There's a strange (well... not really) trend I've been cluing into a bit more recently. Words don't mean the same things to everyone. For a lot of you, I'm sure that triggers a "no shit, Sherlock" reaction, so let me elaborate since the pithy version is neat, but lacking.
So. Here we are. Welcome to the zone of "deconstruction" - a place where language and meaning are either futile or manipulated. Yes, I did pay an exorbitant amount of attention to lectures on Derrida, thank you for noticing! Don't worry, I'm not getting all academic here, but a lot of the thoughts I've been kicking around my brain have precedent.
Which is to say, a malleability of meaning isn't merely modern.
Think of Shakespeare for a second. When he uses a word such as "fardel," we have a much different reaction today than we would've in his time, mostly because the word isn't a part of our modern vocabulary. We are much more inclined to think of flatulence than a bag for carrying things in. This is a breakdown of meaning, a barrier that can't quite be properly crossed without shared knowledge - or at the very least, shared acceptance of its effects.

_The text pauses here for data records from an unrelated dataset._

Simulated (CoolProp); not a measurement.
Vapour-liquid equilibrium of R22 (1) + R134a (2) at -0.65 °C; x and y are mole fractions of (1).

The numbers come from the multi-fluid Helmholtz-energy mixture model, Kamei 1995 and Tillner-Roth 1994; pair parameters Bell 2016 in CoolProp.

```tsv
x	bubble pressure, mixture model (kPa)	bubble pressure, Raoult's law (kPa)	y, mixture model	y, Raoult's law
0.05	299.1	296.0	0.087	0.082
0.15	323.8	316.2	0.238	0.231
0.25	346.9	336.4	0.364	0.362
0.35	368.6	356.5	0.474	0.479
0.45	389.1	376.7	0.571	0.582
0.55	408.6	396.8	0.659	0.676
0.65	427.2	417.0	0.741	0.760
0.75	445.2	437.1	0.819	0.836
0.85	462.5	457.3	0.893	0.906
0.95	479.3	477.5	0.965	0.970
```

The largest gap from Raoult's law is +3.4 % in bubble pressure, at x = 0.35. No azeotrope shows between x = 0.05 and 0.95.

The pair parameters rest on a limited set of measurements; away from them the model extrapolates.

Let's talk about some words and phrases (concepts, really) that have radically different meanings across our population. "Politically correct." "Alt-right." "Troll." "SJW." "Offended." "Triggered." Oodles more. These examples share a commonality in that many of them are the subject of double flamethrower rage-storms in all corners of the internet. These words - we all know what they mean (maybe), but a lot of them have either mobile definitions depending on who you ask or the feelings they evoke can be polar opposites.
Let's take a look at the word "offended" for a second. Because on one hand we have a substantial group of folks who call to mind people being oversensitive crybabies, while on the other, there's a legitimate grievance against the violent, derogatory, lesser-than-human feeling impact of certain words, actions, objects. I can't use the word "offended" any more because there seems to be no convincing middle ground of meanings and so, because I don't give enough of a shit to hold onto words that confuse me, I ditch them because I'm afraid I won't get my proper meaning across. Instead, I try and specify what sort of "offended" I'm talking about in my speech when I need to using words that (I think) have a better consensus surrounding them.
But it's a maddening thing when people have such strong convictions and reactions to - not really words even, but - concepts. I know I'm repeating myself a bit, but creating a shared meaning of various concepts is something difficult to achieve. Without consensus, understanding each other is fucking challenging.
I'm not even going to touch the definition of "politically correct" because that conversation is a) often acidic and b) even though I've read up on the concept and had it explained to me a dozen different ways, I STILL DON'T FUCKING GET IT. One person's "politically correct" is another persons "decent behavior" and vice-versa.
I'd say that the internet probably lends itself to this sort of thing more easily since each of us practically lives in our own isolated internet, but it's been going on forever - I would hazard to guess that a common consensus of meaning was harder to establish back when we didn't have all the information ever at our finger tips and we needed to write letters and shit to keep in touch with people.
Distance affects things. Even today, the word "fag" doesn't mean the same on our side of the pond as it does on Europe's end.
But is a fragmentation or inadherence to consensus a bad thing? I'm not sure. Not inherently. 1984 is all about what happens when you force consensus on a populace ("doublethink" "doubleplusgood" the word "revolution" removed from the dictionary). V for Vendetta is a lot about this too (oops, my neckbeard is showing a little...).
But if mental homogeny is like severing off a limb that makes humanity what it is, and too much mental fracturing is a vehicle for discord, then where is the appropriate place where meaning can be agreed and dissented at without the trampling of rights?
I don't fuckin' know. I'm just some guy with an internet connection and some thoughts, thinking he's all "deep," calling himself an artist.
I'd like people to talk at me now please. My brain hurts.